Funding a 401(k) is a gradual process. People often make contributions for years as a way of saving for retirement and reducing their taxable income. A 401(k) can be worth tens of thousands of dollars or more depending on the income of the person funding it and how long they have had the account.
Most professionals with 401(k)s know that there are penalties and tax consequences if they withdraw funds from the account before reaching retirement age. They may worry that their decision to divorce could diminish their resources when they retire later.
How can those preparing for divorce avoid the penalties and tax consequences associated with early 401(k) withdrawals?
By using special paperwork
Divorce is one of the rare scenarios in which people can withdraw funds from a 401(k) without necessarily triggering a penalty. The spouses have to work with a lawyer to draft a qualified domestic relations order (QDRO) after the courts approve a final property division order.
The QDRO must have the approval of both spouses and contain terms that reflect the final property division order. When submitted to the party managing the 401(k), the QDRO guides the process of dividing the account.
A percentage of the account balance goes toward the creation of a new account in the name of the other spouse. When properly performed, this process eliminates the income tax consequences and 10% penalty associated with premature account withdrawals.
By keeping the account whole
Property division statutes do not mandate the direct division of every asset. Instead, each spouse should receive an appropriate portion of the overall marital estate.

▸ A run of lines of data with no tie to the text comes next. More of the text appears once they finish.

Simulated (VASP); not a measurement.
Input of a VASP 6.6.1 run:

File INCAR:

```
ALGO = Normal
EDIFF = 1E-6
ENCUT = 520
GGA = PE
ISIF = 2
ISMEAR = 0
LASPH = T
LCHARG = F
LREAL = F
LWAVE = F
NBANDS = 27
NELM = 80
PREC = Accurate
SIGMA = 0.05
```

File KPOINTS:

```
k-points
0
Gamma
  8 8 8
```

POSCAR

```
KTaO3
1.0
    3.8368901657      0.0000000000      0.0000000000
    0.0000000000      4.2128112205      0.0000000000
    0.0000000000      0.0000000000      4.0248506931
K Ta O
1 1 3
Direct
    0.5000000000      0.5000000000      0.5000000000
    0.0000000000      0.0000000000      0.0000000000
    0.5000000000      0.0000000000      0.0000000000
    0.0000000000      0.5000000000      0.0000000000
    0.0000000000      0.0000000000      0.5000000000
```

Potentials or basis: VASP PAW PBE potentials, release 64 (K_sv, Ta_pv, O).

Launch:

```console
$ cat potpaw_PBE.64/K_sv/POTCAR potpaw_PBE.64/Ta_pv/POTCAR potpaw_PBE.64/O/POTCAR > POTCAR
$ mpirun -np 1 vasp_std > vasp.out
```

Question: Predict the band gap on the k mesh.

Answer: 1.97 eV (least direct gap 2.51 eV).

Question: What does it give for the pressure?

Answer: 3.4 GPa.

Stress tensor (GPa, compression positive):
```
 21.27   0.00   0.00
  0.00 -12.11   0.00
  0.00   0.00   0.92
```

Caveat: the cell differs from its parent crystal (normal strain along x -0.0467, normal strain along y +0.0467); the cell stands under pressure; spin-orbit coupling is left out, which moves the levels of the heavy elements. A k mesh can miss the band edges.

The spouses can potentially reach an arrangement in which one spouse keeps the 401(k) in consideration of other property division terms. Both marital debts and other high-value assets can serve to balance out the retention of a 401(k) during the property division process.
Either solution may help spouses avoid income tax obligations and penalties that will increase the financial challenges triggered by divorce. Reviewing the marital estate is an important first step for those expecting a complex property division process when they divorce. Retirement accounts are among the assets that can trigger conflict and require careful consideration during divorce negotiations.